Mailing Massively for Maximum Losses

Despite the “Social Media Makes Everything Else Obsolete!!!” chorus from inbound marketing purists, direct mail as a viable lead generation tactic is still alive and well. Sort of…

Using direct mail effectively does not mean running 1,000 names and addresses through a mail merge and stuffing envelopes until your fingers bleed from paper cuts. That’s no better than randomly picking up the phone and spitting out a memorized, generic pitch before the inevitable hang up. Reaching more people at the expense of quality sacrifices the very advantages that professional services professionals and firms should be capitalizing on:

  1. You don’t have to sell 2,000,000 units a month to be very profitable…2-3 new projects usually does the trick.
  2. You get paid for your expertise and ability to solve a very specific problem. The market for that solution is finite, which makes it easier to target.
  3. The amount of intel available online is staggering, making it easier than ever to know exactly who to reach, exactly what to say to that specific person, and exactly how to position your services.

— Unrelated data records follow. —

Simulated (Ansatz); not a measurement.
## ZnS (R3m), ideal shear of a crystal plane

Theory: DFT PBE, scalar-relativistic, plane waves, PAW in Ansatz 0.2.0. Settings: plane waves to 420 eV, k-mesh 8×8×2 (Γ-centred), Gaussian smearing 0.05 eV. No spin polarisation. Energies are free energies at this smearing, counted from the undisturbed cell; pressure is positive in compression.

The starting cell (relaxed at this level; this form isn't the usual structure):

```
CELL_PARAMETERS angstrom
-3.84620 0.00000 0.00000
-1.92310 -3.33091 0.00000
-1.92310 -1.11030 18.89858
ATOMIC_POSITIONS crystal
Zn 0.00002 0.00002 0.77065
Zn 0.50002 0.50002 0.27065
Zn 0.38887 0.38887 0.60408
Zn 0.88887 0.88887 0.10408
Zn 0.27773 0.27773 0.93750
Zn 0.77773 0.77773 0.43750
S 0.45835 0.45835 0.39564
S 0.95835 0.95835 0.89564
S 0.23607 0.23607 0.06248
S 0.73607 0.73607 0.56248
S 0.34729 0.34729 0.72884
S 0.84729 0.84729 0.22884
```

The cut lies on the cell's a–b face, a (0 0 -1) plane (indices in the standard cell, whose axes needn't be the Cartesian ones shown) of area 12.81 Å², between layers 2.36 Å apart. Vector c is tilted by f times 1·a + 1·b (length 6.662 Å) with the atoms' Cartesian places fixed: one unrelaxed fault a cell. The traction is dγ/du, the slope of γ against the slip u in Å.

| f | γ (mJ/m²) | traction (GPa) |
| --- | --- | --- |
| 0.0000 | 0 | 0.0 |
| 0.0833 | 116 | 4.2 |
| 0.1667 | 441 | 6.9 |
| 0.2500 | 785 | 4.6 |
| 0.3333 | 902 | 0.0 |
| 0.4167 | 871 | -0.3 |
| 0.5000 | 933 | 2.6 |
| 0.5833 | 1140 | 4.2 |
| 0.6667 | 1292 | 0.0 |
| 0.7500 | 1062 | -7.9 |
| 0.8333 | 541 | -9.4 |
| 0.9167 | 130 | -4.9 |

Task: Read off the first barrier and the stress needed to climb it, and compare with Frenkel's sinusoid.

The downside? It takes effort. Time. Thought and creativity. Is it possible to reach out to 100 times more prospects with a generic form letter? Sure. But the cost of going for quantity over quality isn’t worth it.

Try this instead:

  1. Research and build an in-house database of potential prospects. At this stage, going for quantity is OK. The point is to have as big a relevant group to target as possible.
  2. Set a daily or weekly prospecting goal. Pick a number that will work with your schedule, but commit to sending out at least one letter a day.
  3. Research one prospect at a time, looking for critical information like best contact person, physical address, what they do, problems they may have and how you might approach them with a potential solution. Sam Richter’s book Take the Cold Out of Cold Calling offers some great advice, resources and strategies for finding out almost everything you need to know online. The book was written specifically for telemarketing purposes, but the principles apply just as well to writing targeted sales letters.
  4. Write your letter. Make it specific to that prospect. Will some text be standardized across several letters? Of course. Just don’t fall back into the habit of sending out generic junk mail.

Well researched, targeted sales letters are still relevant in our Web 2.0 world, but like most things in life, you get out what you put in.